United States District Court, D. South Carolina, Columbia Division

January 25, 2017

Reginald Evans, Plaintiff,
v.
Carolina Richardson, Treasurer for Sumter County South Carolina, and Sumter County, South Carolina, Inc., Defendants.

          ORDER

          Joseph F. Anderson, Jr. United States District Judge.

         I. INTRODUCTION

         Reginald Evans (“Plaintiff”), proceeding pro se and in forma pauperis, brings this action against Carolina Richardson, Treasurer for Sumter County South Carolina (“Richardson”), and Sumter County, South Carolina (“Sumter County”), (collectively “Defendants”) claiming a violation of his constitutional rights for Defendants' failure to void a tax sale held with regard to a house belonging to his mother's estate.[1] ECF No. 1.

         II. FACTUAL AND PROCEDURAL BACKGROUND

         On September 23, 2016, Plaintiff filed this action alleging Defendants violated his rights under Title VII of the Civil Rights Act as well as the Fifth and Fourteenth Amendments to the United States Constitution. ECF No. 1 at 1. In addition, Plaintiff moved for leave to proceed in forma pauperis under 28 U.S.C. § 1915, ECF No. 3, which was granted on October 4, 2016, by Magistrate Judge Shiva V. Hodges, ECF No. 10.

         The Magistrate Judge assigned to this action[2] prepared a thorough Report and Recommendation (“Report”) and opines that this Court should summarily dismiss this action without prejudice and without issuance and service of process. ECF No. 11. The Report sets forth in detail the relevant facts and standards of law on this matter, and this Court incorporates those facts and standards without a recitation as modified.[3]

         Plaintiff was advised of his right to object to the Report, which was entered on the docket on October 4, 2016. ECF Nos. 11-12. The Magistrate Judge gave Plaintiff until October 21, 2016, to file objections. Id. On October 5, 2016, the Court received Plaintiff's objections to the Report. ECF No. 14.[4] Thus, this matter is ripe for the Court's review.

         III. DISCUSSION

         The Magistrate Judge makes only a recommendation to this Court. The recommendation has no presumptive weight, and the responsibility to make a final determination remains with the Court. Mathews v. Weber, 423 U.S. 261 (1976). The Court is charged with making a de novo determination of those portions of the Report to which specific objection is made, and the Court may accept, reject, or modify, in whole or in part, the recommendation of the Magistrate Judge, or recommit the matter to the Magistrate Judge with instructions. See 28 U.S.C. § 636(b)(1). In the absence of specific objections to the Report of the Magistrate Judge, this Court is not required to give an explanation for adopting the recommendation. See Camby v. Davis, 718 F.2d 198, 199 (4th Cir. 1983).

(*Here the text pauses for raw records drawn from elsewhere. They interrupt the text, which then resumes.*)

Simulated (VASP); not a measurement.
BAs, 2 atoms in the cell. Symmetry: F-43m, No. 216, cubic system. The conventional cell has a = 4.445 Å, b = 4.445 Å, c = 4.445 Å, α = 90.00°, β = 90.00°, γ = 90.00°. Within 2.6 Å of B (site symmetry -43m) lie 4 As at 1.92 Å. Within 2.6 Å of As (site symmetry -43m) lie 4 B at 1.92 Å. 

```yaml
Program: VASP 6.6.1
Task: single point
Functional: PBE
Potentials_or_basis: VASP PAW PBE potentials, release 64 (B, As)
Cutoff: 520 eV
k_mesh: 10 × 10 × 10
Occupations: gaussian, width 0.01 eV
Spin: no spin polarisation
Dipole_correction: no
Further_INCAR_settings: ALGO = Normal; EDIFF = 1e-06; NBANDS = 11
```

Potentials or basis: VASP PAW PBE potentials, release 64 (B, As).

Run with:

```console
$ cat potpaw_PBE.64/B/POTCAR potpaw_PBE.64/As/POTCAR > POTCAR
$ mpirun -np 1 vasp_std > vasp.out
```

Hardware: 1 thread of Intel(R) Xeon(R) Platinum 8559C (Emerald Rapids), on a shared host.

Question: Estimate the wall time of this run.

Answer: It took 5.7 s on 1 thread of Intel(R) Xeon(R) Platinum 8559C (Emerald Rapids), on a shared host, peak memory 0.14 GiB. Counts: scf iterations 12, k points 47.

         Here, the Magistrate Judge recommended that Plaintiff's claim be summarily dismissed without prejudice and without issuance and service of process because he fails to state a plausible claim for relief against Defendants. ECF No. 11 at 1, 4, 7. Specifically, the Magistrate Judge noted, “The conclusory allegations in Plaintiff's complaint are insufficient to support his bare allegations of discrimination, and he therefore fails to state a viable civil rights action based on racial discrimination.” Id. at 4.

         Plaintiff filed this action pursuant to “Title VII of the Civil Rights Act, Fifth Amendment, and Fourteenth Amendments to the United States Constitution.” ECF No. 1 at 1. Furthermore, Plaintiff alleged that this Court has jurisdiction to hear his claims “pursuant to Title VII of the Civil Rights Act of 1964, 42 U.S.C. § 2000e-16, Fifth and Fourteenth Amendments to the United States Constitution.” ECF No. 1 at 2. However, Title VII of the Civil Rights Act of 1964 and 42 U.S.C. § 2000e-16 are inappropriate because they address employment discrimination issues- none of which are raised here. In addition, the Fifth Amendment applies to the federal government. In contrast, the Fourteenth Amendment may be applicable as an equal protection or due process claim raised through 42 U.S.C. § 1983.[5] Thus, the Court will proceed upon the basis of federal question jurisdiction.

         A. Objections

         Plaintiff makes four specific objections to the Report: Plaintiff asserts (1) his case should not be dismissed for failure to state a claim because he is a member of a protected class and unable to prove intent without discovery or an answer from Defendants; (2) the Report's citation to Bongam v. Action Toyota, Inc., 14 F. App'x 275 (4th Cir. 2001), is inappropriate because that case was presented to a jury; (3) this matter should not be dismissed due to Eleventh Amendment immunity because Defendants may consent to suit, injunctive relief is allowed against state officials, and Defendants may not be entitled to immunity as a county; and, lastly, (4) his temporary restraining order (“TRO”) request should not be denied as moot because, if not issued, he will suffer “un-revers able harm” and needs to prevent retaliatory acts against him. ECF No. 14. The Court will address each objection in turn.

         1. Objection to Dismissal for Failure to State a Claim

         Plaintiff objects to the Report's recommendation that his suit be dismissed for ...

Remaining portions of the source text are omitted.